Bad Thermal Design And Burning Down The House

Control boards for 3D printers are a dime a dozen on the usual online marketplaces, and you usually get what you pay for. These boards can burn down your house thanks to a few terrible design choices. [Scott Rider] aka [Crow] took a look at the popular Melzi board, and what he found was horrifying. These boards overheat right at the connector for the heated bed, but the good news is these problems are easily fixed.

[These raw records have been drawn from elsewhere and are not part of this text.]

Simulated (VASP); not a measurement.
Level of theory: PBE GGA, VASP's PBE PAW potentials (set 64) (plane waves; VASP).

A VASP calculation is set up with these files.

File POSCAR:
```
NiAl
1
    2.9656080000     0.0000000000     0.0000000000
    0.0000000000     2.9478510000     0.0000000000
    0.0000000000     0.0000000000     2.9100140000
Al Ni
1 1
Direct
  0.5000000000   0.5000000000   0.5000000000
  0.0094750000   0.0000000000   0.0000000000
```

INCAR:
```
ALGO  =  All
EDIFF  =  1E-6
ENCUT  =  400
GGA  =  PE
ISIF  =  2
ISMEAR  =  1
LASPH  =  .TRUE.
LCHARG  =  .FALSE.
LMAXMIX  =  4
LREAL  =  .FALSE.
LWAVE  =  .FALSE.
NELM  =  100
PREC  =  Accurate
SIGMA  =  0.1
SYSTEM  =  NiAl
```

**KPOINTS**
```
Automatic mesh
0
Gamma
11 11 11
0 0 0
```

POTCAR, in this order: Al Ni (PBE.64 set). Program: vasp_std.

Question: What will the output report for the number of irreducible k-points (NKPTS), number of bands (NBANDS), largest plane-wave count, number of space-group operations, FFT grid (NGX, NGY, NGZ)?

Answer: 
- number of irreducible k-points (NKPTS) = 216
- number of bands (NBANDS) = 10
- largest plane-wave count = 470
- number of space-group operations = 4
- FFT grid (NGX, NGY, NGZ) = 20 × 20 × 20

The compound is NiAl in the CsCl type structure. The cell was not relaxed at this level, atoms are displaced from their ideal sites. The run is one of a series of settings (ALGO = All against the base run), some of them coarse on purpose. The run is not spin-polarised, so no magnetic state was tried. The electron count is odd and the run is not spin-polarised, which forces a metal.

The Melzi board has a few problems with its PCB design. The first and most glaring issue is the use of thermals on the pads for the heated bed connector. In low-power applications, thermals — the method of not connecting the entire top or bottom layer to a hole or pad — are a great idea. It makes it easier to solder, because heat isn’t transmitted as easily to the entire copper layer. Unfortunately, this means heat isn’t transmitted as easily to the entire copper layer. In high-power applications, like a connection to a heated bed, these thermals can heat up enough to melt a plastic connector. Once that happens, it’s game over.

Other problems were found in the Melzi board, although you wouldn’t know it just by looking at the Eagle file of the PCB. [Scott]’s Chinesium Melzi board used 1-ounce copper, where 2-ounce copper would be more appropriate. The connector, too, should be rated above the design power loading.

[Scott] made a few tweaks to the board and also added a tiny DS1822Z temperature sensor to the high-current area of his version of a Melzi. Imagine that, 3D printer electronics with a temperature sensor. Slowly but surely, the state of 3D printer electronics is clawing its way to the present.

38 thoughts on “Bad Thermal Design And Burning Down The House

  1. if the maker wants to save money instead of omitting copper on the board why not do a walmart?

    work the employees off the clock (oh we need you to go do this (once they punch out))

    rig the electric meter to get free electric (theft of service from china electric)

    instead of naming it Melzi name it of one of the more respected names like makerbot or davinci

  2. I see this as merely the end result of planned of obsolescence.
    Eventually everything will die mere seconds after purchase.
    And the warranty ends once the product leaves the packaging.
    Brilliant marketing move.

    1. I’m betting your comment was partially sarcastic, but I wanted to share this for others:

      Planned obsolescence is really not as much of a thing as people think it is…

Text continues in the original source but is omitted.